HAYWARD (KPIX 5) – Many Students Rising Above scholars end up in jobs they didn’t plan for. Victor Arellano thought he would work in finance until he saw a need in his own hometown. Now he’s a police officer in Hayward.
A typical busy day on the beat for Officer Arellano includes traffic stops, property theft investigations, and missing persons’ reports. All are duties that fill his patrol time and call sheet.
But it’s connecting with the community that Arellano sees as his most important role.
“Finding a way to support people … being a peace officer was one of the easiest ways I could see to actually support people out on the field,” said Arellano. “And people I grew up alongside with.”
People he grew up with who have known him simply as Victor, a hometown Hayward kid whose immigrant parents came to the US from Mexico searching for the bright future their children would eventually have.

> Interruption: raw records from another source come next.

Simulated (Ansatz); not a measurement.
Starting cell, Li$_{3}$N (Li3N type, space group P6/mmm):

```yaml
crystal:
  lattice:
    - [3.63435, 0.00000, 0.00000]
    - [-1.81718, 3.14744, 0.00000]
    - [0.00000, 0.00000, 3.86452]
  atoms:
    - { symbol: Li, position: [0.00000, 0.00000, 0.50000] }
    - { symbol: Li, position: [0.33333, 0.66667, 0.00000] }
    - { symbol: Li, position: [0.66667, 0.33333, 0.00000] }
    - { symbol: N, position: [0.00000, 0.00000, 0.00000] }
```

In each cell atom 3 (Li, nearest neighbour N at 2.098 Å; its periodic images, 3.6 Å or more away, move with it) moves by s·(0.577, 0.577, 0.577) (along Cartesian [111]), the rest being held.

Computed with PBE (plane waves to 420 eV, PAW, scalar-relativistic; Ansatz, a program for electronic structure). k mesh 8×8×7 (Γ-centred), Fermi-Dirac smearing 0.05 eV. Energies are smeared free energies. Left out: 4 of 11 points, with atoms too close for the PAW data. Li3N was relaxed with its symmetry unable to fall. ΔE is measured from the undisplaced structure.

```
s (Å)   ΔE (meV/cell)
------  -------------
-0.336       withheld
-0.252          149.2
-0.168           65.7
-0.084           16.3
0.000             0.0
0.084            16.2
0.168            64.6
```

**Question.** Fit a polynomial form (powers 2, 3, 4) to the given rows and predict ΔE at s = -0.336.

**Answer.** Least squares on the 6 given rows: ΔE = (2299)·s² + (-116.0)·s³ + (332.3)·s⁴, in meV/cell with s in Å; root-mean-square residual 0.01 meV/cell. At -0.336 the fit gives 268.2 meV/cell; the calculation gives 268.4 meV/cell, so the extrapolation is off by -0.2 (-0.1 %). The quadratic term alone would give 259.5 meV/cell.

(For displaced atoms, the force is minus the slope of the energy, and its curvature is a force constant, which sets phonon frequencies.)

When we first met Arellano, he was a senior at the University of Pennsylvania interning at a management consulting firm and looking at a career in finance.
“I am doing consulting,” he told KPIX 5 back in 2018. “I would like to branch out and see where I best fit, and if I don’t like it, well, then there are a ton of other options.”
There were life-changing options Arellano had never considered, like his first job out of college as a social worker in San Francisco’s Tenderloin District. The experience honed his compassion for others as he saw neighborhood residents battle addiction.
“Right outside our office, we were located on 6th and Mission,” he recalled. “It wasn’t uncommon to see people outside shooting up, people living on the streets setting up tents. And it’s there for everyone to see.”
Everyone may not see the struggle, but Arellano’s view of it changed his life. His dream of a future in the financial world lost its luster, and he headed home to Hayward and into his new role.
“A lot of these events can be very traumatic growing up … even I myself was a victim of robbery as a kid,” Arellano explained of his new role and perspective as a police officer. “When I needed help I would call the police … I have had friends and even family members that grew up with domestic violence, substance abuse … and even people who have passed away that are very close to me.
“I look at policing as a very fulfilling job,” he added. “It helps me redeem and help people who are in distress.”
But his beat is also filled with friends, who will always see Officer Arellano as Victor. Future plans include studying law at his dream school, the University of Pennsylvania. But for right now, he’s relishing being at home in Hayword.
“They’re very proud!” Said Arellano about his family and friends. “Obviously they worry because it’s a dangerous job but they know that God is with me and on my side. And I have good partners with me, and if they keep me safe, I will do the same for myself and for them.”